While the Nazis emerged with a majority, they fell short of their goal, which was to win 50–55% of the vote that year. The Nazis thought that this would make it difficult to achieve their next goal, passage of the Enabling Act giving Hitler the right to rule by decree, which required a two-thirds majority. However, several important factors weighed in the Nazis' favour, mainly the continued suppression of the Communist Party and the Nazis' ability to capitalize on national security concerns. Moreover, some deputies of the Social Democratic Party (the only party that would vote against the Enabling Act) were prevented from taking their seats in the Reichstag, due to arrests and intimidation by the Nazi SA. As a result, the Social Democratic Party would be under-represented in the final vote tally. The Enabling Act passed easily on 23 March 1933, with the support of the right-wing German National People's Party, the Centre Party, and several fragmented middle-class parties. The measure went into force on 27 March, effectively making Hitler dictator of Germany.

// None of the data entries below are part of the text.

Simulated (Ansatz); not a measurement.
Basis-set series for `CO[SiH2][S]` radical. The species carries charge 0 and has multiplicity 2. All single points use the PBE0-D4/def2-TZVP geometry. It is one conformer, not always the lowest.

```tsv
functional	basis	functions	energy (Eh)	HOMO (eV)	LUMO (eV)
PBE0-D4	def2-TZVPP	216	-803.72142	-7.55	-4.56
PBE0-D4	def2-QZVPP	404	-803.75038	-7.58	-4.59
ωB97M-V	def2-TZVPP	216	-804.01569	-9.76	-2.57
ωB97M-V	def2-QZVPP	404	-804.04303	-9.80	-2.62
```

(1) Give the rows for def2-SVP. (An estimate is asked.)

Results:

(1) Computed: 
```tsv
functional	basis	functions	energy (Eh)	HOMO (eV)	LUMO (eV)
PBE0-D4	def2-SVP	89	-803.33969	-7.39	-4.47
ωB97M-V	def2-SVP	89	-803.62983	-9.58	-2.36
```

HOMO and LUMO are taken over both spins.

In July 1933, Marinus van der Lubbe, Ernst Torgler, Georgi Dimitrov, Blagoi Popov, and Vasil Tanev were indicted on charges of setting the Reichstag on fire. From 21 September to 23 December 1933, the Leipzig Trial took place and was presided over by judges from the German Supreme Court, the Reichsgericht. This was Germany's highest court. The presiding judge was Judge Dr. Wilhelm Bünger of the Fourth Criminal Court of the Fourth Penal Chamber of the Supreme Court. The accused were charged with arson and with attempting to overthrow the government.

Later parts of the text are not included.